Adulthood doesn’t entitle you to anything; in fact, it requires things of you (maturity, wisdom, and caring for those who can’t care for themselves).  Too often we’ve presented adulthood to our children as an age, a point in life, rather than teaching them how every decision they make has consequences.  We shouldn’t teach our children to be adults, we should teach them to be mature; and once we see maturity then they can be rewarded with the responsibilities (and privileges) of adulthood, even if only in some small area of their life.

Monday, April 21, 2014

Regret, Realism, and Hope

When I look back at my life, there are things that I wish I had done differently. I wish, when I was a preteen and read countless books a year, that I had been more interested in learning and read more non-fiction rather than fiction. I wish, when I was a teenager and making money with little to no financial responsibilities, that I had understood investing, finances, and compounding interest more fully. So how do I handle those experiences and my reflection on them? It seems to me that there are two common ways of dealing with past mistakes: we can learn from them and move forward with more confidence and wisdom, or we can wallow in them and live stuck in the past and full of regret.
Recently, I've been finding myself living more and more in that place of regret rather than learning, and today I began to realize that and consider why it was. As I followed the thought processes that went through my head, I realized something I was doing that led to a point of regret. When I considered alternative scenarios, had a made a decision different from the one I made, I only considered the good things that could have come from it. Also, when considering the effects of the decision I had made, I only considered the bad things that had come from it.
But the truth is, every decision that we make brings both good and bad. We are always faced with opportunities, and by the very nature of time we will take some of those opportunities and others we will leave behind. So I am going to work on being more realistic when thinking about where I am at, where I have been, where I will be, and where I could be.
Life will always contain good and bad, but ultimately what defines us is not our situation, but our relationship to our Father. We are not what we could be, but we are what He has made us to be; we are not where we should be, but we are where He wants us right now.
So, may you live out of a love for God, recognizing your faults and failures, not so that you beat yourself up and live in the past, regretful of what you have or have not done, but so that you can accept His love and forgiveness, turning from yourself and your sin, and running into the future that God is preparing for you in Christ Jesus. He is our hope and he is our salvation. Trust in him and you will never be disappointed.

Tuesday, April 8, 2014

Update: Life and Blogging

I haven't had any time to follow up on my Bible Study plan from the beginning of the year.  I still plan to do an in-depth study through Scripture on the nature of the atonement, but work and seminary have been keeping me pretty busy so far this year.

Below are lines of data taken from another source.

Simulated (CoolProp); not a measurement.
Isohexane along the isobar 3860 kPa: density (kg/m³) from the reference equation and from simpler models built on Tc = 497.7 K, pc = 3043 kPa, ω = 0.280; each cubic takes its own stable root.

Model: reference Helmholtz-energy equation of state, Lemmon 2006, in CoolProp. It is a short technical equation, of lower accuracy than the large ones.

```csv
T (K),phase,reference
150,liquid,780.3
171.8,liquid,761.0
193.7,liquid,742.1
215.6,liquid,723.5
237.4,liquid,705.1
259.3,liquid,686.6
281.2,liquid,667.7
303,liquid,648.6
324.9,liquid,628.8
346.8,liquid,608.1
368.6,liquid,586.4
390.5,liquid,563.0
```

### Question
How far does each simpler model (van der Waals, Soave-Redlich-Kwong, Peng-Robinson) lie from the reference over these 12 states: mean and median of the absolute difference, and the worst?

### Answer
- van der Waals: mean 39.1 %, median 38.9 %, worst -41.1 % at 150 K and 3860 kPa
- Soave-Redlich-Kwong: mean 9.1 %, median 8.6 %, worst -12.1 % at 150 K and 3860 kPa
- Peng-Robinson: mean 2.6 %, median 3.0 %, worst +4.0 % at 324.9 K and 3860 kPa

I always wrestle with what to post on this blog.  My original intention in starting this blog was for it to be a place for me to write things I was wrestling through as I got to know God and understand His mission, but since I now hold a position in a church where my ideas influence the beliefs and lives of others I recognize that it may not be wise to post everything I work through personally and theologically.  Sometimes the path of learning, especially when it comes to hearing and discerning the voice of the Spirit, can take us down some odd trails.

So rather than writing intellectual pondering only, which is what this blog has mostly been up until this point, I may throw in some personal/life updates as well.

I was asked recently where I saw God at work.  Here is how I responded:

God’s really been working on my heart as far as future direction in ministry. Nothing concrete, but wrestling through whether full-time “church work” is the direction I’m heading, or if bi-vocational ministry is more the direction. On Sunday morning I really felt God give me the affirmative that some of the ideas I've been toying with are from Him and not my own. Basically, my idea is to lead a church towards seeing themselves as a missionary outpost in the community rather than a program for their members, and in order to do that I feel that I should be working in the community some rather than spending 50-70 hours per week on “church” things.

Later I was talking with a friend who is really passionate for God but has been very inward-church focused. They told me that God has been completely changing their long-term vision and they're not even sure that they'll be working in a church in the future, but instead they're hoping to be a “community pastor”.

Add onto that, we’re heading towards a series on evangelism, and there have been at least 5 people in the past week who have been very vocal about a new/renewed desire to share the gospel in our local community.

Tell me that’s not all God at work!!

Wednesday, January 29, 2014

Psalm 62:1-8: A Paraphrase

I did this for youth group tonight and thought it might be worth sharing.  Tried to put Psalm 62:1-8 in words that we would use in everyday speech.  I found it to be moving...I hope you will too.

The only way I have peace inside is in God
He comes through for me.
He’s like a rock for me, I can count on Him;
He’s like a bomb shelter from life; nothing shakes me.

How long are you guys gonna come after me?
Are you trying to push me over –
because I’m already partially broken,
because I’m hurting and weak?

I’m sure they’re out to get me!
Trying to push me down!
They love to lie…
When they’re around me they say nice things,
but inside I know they hate me.

Yes, inside, I only find peace in God,
My belief in a better tomorrow is because of Him.
He is my rock, I can count on Him;
He’s like a bomb shelter from life, nothing shakes me.

You can trust in him for everything too!
Pour out your insides to Him, the things you hide from everyone else.
Because God is a refuge!

Wednesday, January 1, 2014

Studying the Scriptures: My Approach

I wrote the other day about my goal to read the entire Bible with this question in mind: How is it that Jesus has corrected the problem of sin thereby allowing rebellious people to turn in faith to God?  My goal is to develop an understanding of atonement, the nature of sin and salvation, based on the entirety of Scripture.  Since then I read a post from April 2012 where I suggested that there are two basic questions that the entire Bible is answering: Who is God? and What does He want with me?  While these two questions do not directly relate to the question of how God has accomplished salvation, it seems that they would be appropriate to consider as I read through the Bible asking the question about the nature of the atonement.

So this is how I will approach my goal:
Tuesday and Wednesday I will read a passage of Scripture and begin to reflect on these four questions:
     1) Who is God?
     2) What does He want with me?
     3) What is the nature of sin?
     4) What is the remedy for sin?
Thursday I will write my thoughts in relation to the first question: Who is God?
Saturday or Sunday I will write in relation to the second question: What does He want with me?
Monday I will write in relation to the last two questions: What is the nature of sin? and What is the remedy for sin?

In approaching it in this way I hope to give a full week of thought to each passage before writing my conclusions on what it says about atonement.  Hopefully asking all four questions rather than just the last two will also make the whole exercise more fruitful.